“Spirit Within”-an art exhibit that spoke to the spirit


Photo credit/ Amanda Morgan

Sr. Cor Immaculatum, IHM, poses among some of her favorite pieces.

A recently-concluded artwork exhibition by Sr. Cor Immaculatum Heffernan, IHM, showcased 20 years of her talents at bringing faith to life through a variety of media.

“Spirit Within” featured Sr. Cor’s paintings, calligraphy, mosaics and sculptures that grew from multiple sources of inspiration.

Sr. Cor said she is a firm believer in the impact of the arts and their importance in humanity. In many of her pieces, she took psalms, poetry and quotes that inspired her and rendered them through beautiful pieces of calligraphy. These pieces not only show her talent in calligraphy, but they show her inspirations for the art.

“[My] thoughts were very much inspired by philosophy, science, and religion (the Bible), and literature,” said Sr. Cor.

Sr. Cor’s pride and joy is her sculptures. Bronze, used in many of her sculptures, is her favorite medium. In the exhibit, many of her original, smaller scale pieces, called maquettes, were on display. Her style is unique, and she often turns to parables, which are stylized figurative forms that are a bit abstract.

“If something is very, very deep, rather than making it realistic, [I] can use the figure, for example the turn of the body, and the kneeling and coaxing, and I can use the thing here [referring to the piece], but the person can interpret what it really means,” explained Sr. Cor.

Sr. Cor found meaning in her artwork by taking the spirit found within herself and applying it to her artwork. Creating these pieces of art is, as she puts it, her calling.

“In times of sickness and uncertainty all over the world, that it is a challenge to the musicians, the artists, the writers, the architects, the playwrights and the actors, it’s our duty to speak of the things of God in the language of our time,” she explained.

Sr. Cor said she sees everything in 3D and in turn creates works that bring her visions to life. When she saw a particular piece of wood, she believed it was showing her just how to carve it, with an existing flow in the grain that resembled a body.

Within her artwork, Sr. Cor shows inclusivity through sculptures of a diverse group of women, including Native American, Black and elderly women. She said she works diligently to display feelings of pride, elegance, peace, beauty and dignity.

Sr. Cor has a wide presence on Marywood’s campus that some students may not realize. Her life-size sculptures are displayed across campus. “The Crucifix,” hanging on the entrance to the Center for Architectural Studies, is one of her pieces, along with the fountain in the Learning Commons, “Mary, Woman of the Eucharist,” is in the Our Lady of the Peace Residence, “Theresa Maxis Duchemin” is located in the IHM chapel and “The Seekers” are found in the Amphitheater behind the Learning Commons.

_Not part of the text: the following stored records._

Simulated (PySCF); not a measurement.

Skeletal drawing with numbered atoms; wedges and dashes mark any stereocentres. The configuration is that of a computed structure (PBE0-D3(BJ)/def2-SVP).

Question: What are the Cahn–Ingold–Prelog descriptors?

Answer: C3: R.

Sr. Cor has further spread the spirit of her artwork beyond the campus. She was commissioned to create a display in a sacred place called Mercy Glen in Elizabethtown, Pa. At “Spirit Within,” the maquettes of her display as well as photographs of the statues within the forest were featured.

Anyone interested in learning more about her process or her inspirations should stop by the Shields Center and speak to Sr. Cor.